Assignment Question:
IMPORTANT NOTE: Answer in your own words, DO NOT COPY from slides, fellow students, or internet sources without proper citation.
Q1. Gerrard Smith, senior-in-charge, is auditing Mndooz, Inc.’s long-term debt for the year ended December 31. Long-term debt is composed of two bond issues, which are due in 10 and 15 years, respectively. The debt is held by two insurance companies. Gerrard has examined the bond agreements for each issue. The agreements provide that if Mndooz fails to comply with the covenants of the contract, the debt becomes payable immediately. Gerrard identified the following covenants when reviewing the bond agreements:
“The debtor company shall endeavor to maintain a working capital ratio of 2 to 1 at all times, and in any fiscal year following a failure to maintain the said ratio, the company shall restrict compensation of officers to a total of $650,000. Officers include the chairperson of the board and the president.”
“The debtor company shall keep all property that is security for these debt agreements insured against loss by fire to the extent of 100 percent of its actual value. Policies of insurance comprising this protection shall be filed with the trustee.”
“The company is required to restrict 40 percent of retained earnings from availability for paying dividends.”

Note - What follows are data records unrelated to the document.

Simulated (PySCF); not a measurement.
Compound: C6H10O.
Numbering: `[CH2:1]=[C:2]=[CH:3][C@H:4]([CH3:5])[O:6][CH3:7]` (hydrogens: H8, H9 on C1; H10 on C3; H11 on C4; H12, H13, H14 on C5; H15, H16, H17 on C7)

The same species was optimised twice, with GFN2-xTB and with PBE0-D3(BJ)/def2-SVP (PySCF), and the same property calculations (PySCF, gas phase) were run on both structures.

“A sinking fund shall be established with the First Bank, and semiannual payments of $500,000 shall be deposited in the fund. The bank may, at its discretion, purchase bonds from either issue.”
Required:
- Provide any audit steps that Gerrard should conduct to determine whether the company complies with the bond indentures or not.
Answer:
- List any reporting requirements that the company’s financial statements or footnotes should include.